As he drove by the lawn one night, in front of the headlights, was the rabbit. He stopped his car, and got out while the rabbit sat mesmerised by the lights. He went behind in the hope of grabbing the mesmerised rabbit. But he had jumped out in such a hurry that he didn't quite put the automatic transmission, into "Park". He grabbed at the rabbit which escaped and ran blinded by the lights. 

While the farmer was chasing the rabbit, he saw his car slowly lurching forward. It went over the rose bushes, on to the lawn, picked up speed, crashed through the windows and stopped halfway in his lounge room. Part of the metal framework of the window punctured the petrol tank, and petrol flowed out over the carpet. The gas heater was on. Then there was an explosion and fire. The whole house burnt to the ground taking with it his car. The rabbit ran out the gate. 

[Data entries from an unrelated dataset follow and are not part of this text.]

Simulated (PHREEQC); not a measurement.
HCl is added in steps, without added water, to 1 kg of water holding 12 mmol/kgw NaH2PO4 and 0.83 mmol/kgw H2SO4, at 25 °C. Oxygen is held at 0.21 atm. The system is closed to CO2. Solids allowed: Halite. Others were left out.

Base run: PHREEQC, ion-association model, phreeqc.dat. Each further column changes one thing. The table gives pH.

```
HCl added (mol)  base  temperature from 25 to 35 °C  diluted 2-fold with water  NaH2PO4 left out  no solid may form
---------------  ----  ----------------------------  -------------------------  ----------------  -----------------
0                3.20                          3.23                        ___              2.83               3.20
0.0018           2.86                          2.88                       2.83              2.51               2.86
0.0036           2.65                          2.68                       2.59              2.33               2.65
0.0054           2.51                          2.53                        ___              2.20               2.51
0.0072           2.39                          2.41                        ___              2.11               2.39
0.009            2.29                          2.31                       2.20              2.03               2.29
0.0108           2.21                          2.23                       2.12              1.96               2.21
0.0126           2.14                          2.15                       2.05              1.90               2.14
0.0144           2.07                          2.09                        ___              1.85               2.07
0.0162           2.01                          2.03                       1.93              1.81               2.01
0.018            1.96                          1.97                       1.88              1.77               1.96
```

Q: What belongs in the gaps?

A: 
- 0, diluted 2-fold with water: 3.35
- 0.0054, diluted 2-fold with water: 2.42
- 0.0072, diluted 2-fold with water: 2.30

Some people think their lives are like that. Just one trouble after another. There seems to be no rhyme or reason. It just goes from good to bad to worse. Life seems to be pointless and purposeless, full of misery and troubles. Our community is full of troubled hearts. 

Farmers have come to town for the Easter Show, but back home, the paddocks are dust, the dams are empty and the stock feed is running low. The man in the train reading TIME magazine is shaking his head as he reads of two schoolboys in Arkansas who shot their school mates as they ran into the school yard. The mother has tears in her eyes as she reads the latest reports on the number of babies who have died while under the protection of the Department of Community Services. 
A couple of young business people are playing a word game, saying the first word that comes into their heads when a word is mentioned. The word "Parliamentary..." brings the response "rorts". At Wesley Mission our offices have lines of people talking about unemployment, poverty, sickness, schizophrenia, alcohol abuse, drug addiction, Alzheimers, violence - Sydney seems filled with troubled hearts. 

Perhaps those gun-toting boys in Arkansas symbolise a whole TV generation who see violent act after violent act on TV, on a Sony Play station or at a Sega World. It is estimated that every teenager sees through his childhood over 68,000 murders. No wonder so many young people have no purpose, direction or future. Life is full of despair and hopelessness. So many young people do not know where to turn. No wonder they become despairing and downhearted and turn to drugs. They have no philosophy. Nothing to believe in. No one to look to. They have no hope which could guide their lives.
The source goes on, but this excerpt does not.